MobileRead Forums - View Single Post

Turtle91 · 02-17-2013, 12:19 PM

Quote:

Originally Posted by BeccaPrice

With 1dollarscan, the pdf is OCR'd. What I did was save the PDF as a TXT file (I"ve got Acrobat Pro, so I can do that), and then had a file I could edit for scanning errors.

I was under the impression that Acrobat - even Pro - doesn't keep the formatting when you save to text. In which case you will not have any of the italics, bold, superscript, etc.

Assuming the PDF they give you is a perfect OCR of the original - you would still need to go back and manually format the entire book to make it like the original.

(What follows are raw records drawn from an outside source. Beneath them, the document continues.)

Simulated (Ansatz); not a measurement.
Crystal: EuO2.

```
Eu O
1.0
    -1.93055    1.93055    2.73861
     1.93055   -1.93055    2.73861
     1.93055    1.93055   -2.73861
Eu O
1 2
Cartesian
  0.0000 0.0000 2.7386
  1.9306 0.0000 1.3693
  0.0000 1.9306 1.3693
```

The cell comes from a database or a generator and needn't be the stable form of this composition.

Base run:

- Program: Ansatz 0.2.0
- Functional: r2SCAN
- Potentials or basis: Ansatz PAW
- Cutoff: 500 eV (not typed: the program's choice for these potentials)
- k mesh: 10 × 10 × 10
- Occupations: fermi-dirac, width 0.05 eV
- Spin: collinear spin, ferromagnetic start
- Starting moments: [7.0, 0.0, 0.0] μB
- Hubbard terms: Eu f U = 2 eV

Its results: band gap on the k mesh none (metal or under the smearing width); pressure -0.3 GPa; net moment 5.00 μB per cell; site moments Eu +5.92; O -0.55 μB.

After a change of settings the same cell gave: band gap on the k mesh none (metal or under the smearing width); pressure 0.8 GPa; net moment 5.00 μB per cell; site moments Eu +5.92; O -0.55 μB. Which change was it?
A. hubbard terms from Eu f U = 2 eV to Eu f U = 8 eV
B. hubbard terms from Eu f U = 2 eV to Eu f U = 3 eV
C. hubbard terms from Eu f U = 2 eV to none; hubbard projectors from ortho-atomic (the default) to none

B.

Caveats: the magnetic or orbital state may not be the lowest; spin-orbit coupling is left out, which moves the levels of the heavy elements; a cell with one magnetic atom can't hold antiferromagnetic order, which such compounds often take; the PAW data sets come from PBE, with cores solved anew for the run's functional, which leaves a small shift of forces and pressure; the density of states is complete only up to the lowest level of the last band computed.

I did an experiment by creating a test page in Word with different formatting of sections of text. I then saved that document as a PDF. This provides a "perfect OCR of the original image". When I opened that PDF in Acrobat Pro, everything looked as it should and I could perform a find on any of the words in there. I then saved the PDF as text. Acrobat gives 2 options, Plain text and Accessible text - I did both. In both cases the text was correct but without ANY formatting.

If there is a different way of saving a PDF to text, I would be very interested to know how.

Sample OCR text.pdf
Sample OCR text - plain.txt
Sample OCR text - accessible.txt